Sometimes in life a little solitude does one good. A cruise seemed like an ideal place to spend time together, rest up, admire the scenery, read a little and have some fun while seeing a little bit of the country that, until now, had remained illusive. Inside our cabin, state-room to be exact, we sat, turned on our mini TV set, looked at the map and coordinates the captain had projected onto the screen and then tuned into ESPN to watch the baseball highlights. This was excruciating. Next door, they were still fighting. The kids were unhappy about something and their balcony door was being slammed open and closed at regular intervals and with some gusto to boot. It was still light outside and my suggestion of ‘let’s go for another walk’ seemed to fall on deaf ears. By now my throat was on fire and my cold advancing faster than the speed this boat was moving. And so, with the clock ticking along to 8.23 PM, I rested my head on the pillow and the next thing I knew, it was 5.40AM!
The sun wasn’t up, although it was supposed to be. It was thick fog outside. We couldn’t see anything off the starboard side of the boat where we were situated. I looked over to Wendy and in the most sarcastic of tones said, “only 36 hours until we can get off, hopefully for good!’ She smiled, and as we stood outside in the freezing cold, looking into a solid grey mist, we realized this was not for us. We had contracted a severe dose of cruise blues.
The gym, situated on the 12th deck, forward of everything except the SPA, was delightful. On the evening we had boarded, a South African crew member called Garry had told us to come around 6 AM to work out or we wouldn’t get it. I thought he was joking, and I asked him, “with all these large people on board, does anyone actually work out?” He was adamant. Arriving at 6, there was even a line, all be it a short one, ready and waiting to get their out of shape bodies into some sort of shape to allow them all to eat all day! With a certain cold in the works, I was lackadaisical in my efforts to sweat and get my heart rate up into a frenzy, and after 45 mins, I was done. By the time we left, the gym was full to bursting. Garry had been right. It wasn’t even 7 AM and this place was claustrophobic. There was no place to hide, unless you fancied a shag in a lifeboat. But even they were locked up!

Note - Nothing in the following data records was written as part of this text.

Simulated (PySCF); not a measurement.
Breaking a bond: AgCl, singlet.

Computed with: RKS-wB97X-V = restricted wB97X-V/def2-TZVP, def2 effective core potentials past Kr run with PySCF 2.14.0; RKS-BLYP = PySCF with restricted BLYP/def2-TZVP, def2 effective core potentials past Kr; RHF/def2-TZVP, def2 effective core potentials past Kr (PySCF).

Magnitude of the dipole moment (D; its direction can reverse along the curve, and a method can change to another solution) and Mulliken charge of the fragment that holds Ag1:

Buffet time again! You’re getting the picture now I presume? If not, look at the one posted above. We were at the rear of the ship, sitting outside, the sun was up, if only briefly, and there were hundreds of breakfast addicts munching endlessly on bacon, bacon and more bacon. The gentleman in this shot sat for at least three hours that morning just eating, and he wasn’t the only one. The sun soon vanished, sadly for the rest of the day, and after an hour session at 9 AM in the Spa with an acupuncturist, (arranged by choice to try to alleviate and old shoulder and foot injury and to pass some time), we sat back down in our room $394 poorer, and planned our escape. There was now 34 hours left until our arrival in Juneau Alaska and to freedom. We’d made our decision, we were off! The only issue now was how to get off and how to get a refund. The refund part wasn’t really an issue. We realized that we might just have to forfeit the money spent, which would be a complete waste and a tough lesson learned, although at this point, neither of us cared. The only thing that mattered was our escape. We felt like criminals, caged up for life but ready to do a runner after the lights were turned off. The only difference was, we would make haste for land at 2 PM the following day with the sun at its highest point in the sky and no place to hide.
Five and a half laps round the deck equals one mile, or so the sign states. They only thing it doesn’t say is that when it’s blowing 40 MPH outside, one side of that lap is impossible, the other side, well let’s just say you don’t need to try too hard to accomplish your goal. We walked a mile. We walked another mile and then, out of nowhere, the fog lifted, the sun, still hidden, refused to come out, but I could have sworn out of the corner of my right eye on the port side, the easy side, with the wind behind up, I spotted a whale funnel. I looked again and then stopped. By now there were two, perhaps more, and then it happened. An Orca appeared!! If you look closely at the picture below, this is exactly how it occurred.
I was really in heaven. I’d come to see whales, eagles, and bears, and here was my first whale. There were lots of them passing by, all moving with grace and at speed. All Orcas. Before we knew it, everyone was watching, and after about ten minutes, the crowd just dissipated, in favor of? You guessed it, more food. This was wonderful. To be positioned in the middle of the ocean with land at least a full day from where we now sailed and to be surrounded by whales, well, just maybe this cruise wouldn’t be so bad after all? Perhaps we were being hasty with our decision to leave? Perhaps the first sighting is the best and then after that it becomes boring? Maybe that’s why the majority of guests just retreated back into the buffet? No matter what, we stood mesmerized and momentarily happy. This experience was certainly different, it was cold, windy and it was desolate, but I was completely warm inside, and so was my feeling of accomplishment.
Another mile round the deck and then lunch. The whales had gone, the fog was back and we still had 26 hours until landfall. Perhaps it was time to check emails or perhaps it was just time to reflect on what had been a close encounter of the whale kind. I decided email it was, and so, armed with the thought of paying a fortune to get on-line (we had been warned in advance) I returned to my state-room, turned on my Ipad and hooked up to the internet at $1 per minute plus connection charges. It wasn’t too long before the temptation to book a hotel in Juneau and a flight back to San Jose, took center stage once again, and robbed me of any idea I had of remaining transfixed to the study of Alaskan whale behavior for any longer that I had to. Land was calling, and land it would be. Time to execute our exit strategy.